Ugh. Pride. Here’s what happened when the students got out the ropes today:

TODAY – VENN DIAGRAMS

“Stand in the yellow if you have a head and stand in the green if you are human,” I commanded. With a bunch of trial and error, the students came up with two concentric circles, the outer (yellow) circle for having a head and the inner (green) circle for being human. (Nefarious laugh here, my plan was working:  the students under my brilliant guidance, had invented a way to model subsets using Venn Diagrams!)

But N was standing here with one foot in the green and one foot in the yellow outside of the green.

“N, do you not have a head?” I asked.

“Of course I do,” he said, “but I identify more with being human than with having a head so I put one foot in each.” I realize now that this was such solid reasoning, that N had introduced another variable into the mix, identity. A variable that can be evaluated with inequalities and that can be modelled with rope diagrams. In the first week, when students tried to introduce another variable (preference), I had shut it down. But did I learn my lesson? No. Pride again. What do you think I did?
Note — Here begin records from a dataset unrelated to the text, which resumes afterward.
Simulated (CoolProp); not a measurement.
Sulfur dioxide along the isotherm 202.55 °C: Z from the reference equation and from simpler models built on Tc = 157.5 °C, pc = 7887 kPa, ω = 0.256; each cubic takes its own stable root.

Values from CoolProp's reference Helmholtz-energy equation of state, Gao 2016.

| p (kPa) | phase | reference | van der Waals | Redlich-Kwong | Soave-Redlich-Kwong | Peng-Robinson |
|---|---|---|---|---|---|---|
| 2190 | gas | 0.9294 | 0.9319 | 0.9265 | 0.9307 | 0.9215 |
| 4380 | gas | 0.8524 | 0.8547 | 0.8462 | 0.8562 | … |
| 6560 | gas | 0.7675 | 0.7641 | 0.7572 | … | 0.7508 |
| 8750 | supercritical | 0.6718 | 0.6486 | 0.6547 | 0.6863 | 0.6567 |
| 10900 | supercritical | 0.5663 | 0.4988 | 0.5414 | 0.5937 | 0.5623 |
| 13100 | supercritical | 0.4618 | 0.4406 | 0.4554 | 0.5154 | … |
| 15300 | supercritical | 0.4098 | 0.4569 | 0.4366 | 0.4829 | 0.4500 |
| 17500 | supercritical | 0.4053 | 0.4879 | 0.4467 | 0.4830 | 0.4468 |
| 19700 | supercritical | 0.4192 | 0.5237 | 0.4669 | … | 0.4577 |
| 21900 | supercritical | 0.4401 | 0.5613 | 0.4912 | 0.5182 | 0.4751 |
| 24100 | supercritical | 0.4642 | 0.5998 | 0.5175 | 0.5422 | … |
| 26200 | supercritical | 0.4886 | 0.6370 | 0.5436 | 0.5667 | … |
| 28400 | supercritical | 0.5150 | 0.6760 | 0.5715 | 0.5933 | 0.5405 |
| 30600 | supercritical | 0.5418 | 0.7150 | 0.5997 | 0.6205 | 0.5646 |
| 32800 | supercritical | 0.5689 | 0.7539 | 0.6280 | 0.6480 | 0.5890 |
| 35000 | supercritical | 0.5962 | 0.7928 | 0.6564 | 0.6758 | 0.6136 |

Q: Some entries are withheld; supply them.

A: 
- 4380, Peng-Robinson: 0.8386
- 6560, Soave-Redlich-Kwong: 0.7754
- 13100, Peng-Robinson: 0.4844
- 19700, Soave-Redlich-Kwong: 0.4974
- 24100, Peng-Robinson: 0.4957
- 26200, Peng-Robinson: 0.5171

I tried to talk him out of this. (Ugh!) Today pride got in the way of my teaching again as I forced the math of subsets when curiosity was pointing students in another direction. The students were still having fun inventing and discovering math, but I could have done better by them in our context. It’s not like they were going to take a test on Venn Diagrams tomorrow!

TODAY – AXIOMS

Let me back up a bit. It was a rainy day. We’ve been meeting outside and have a covered porch at the library/park, but it was still damp and raw for our fourth session. Only four students showed up. They worked on the MU puzzle for a while – a continuation from a previous session. To use a chess metaphor, the group made some solid progress on the opening. Stuck, they switched (without my input) to working backwards, examining the final desired position to come up with an endgame plan. But no matter how well their ideas were building off of each other’s, a middlegame did not emerge. I assured students that this puzzle is solvable, that it’s famous, and that if they want to work on it at home that they could ask their grownups to Google it if needed.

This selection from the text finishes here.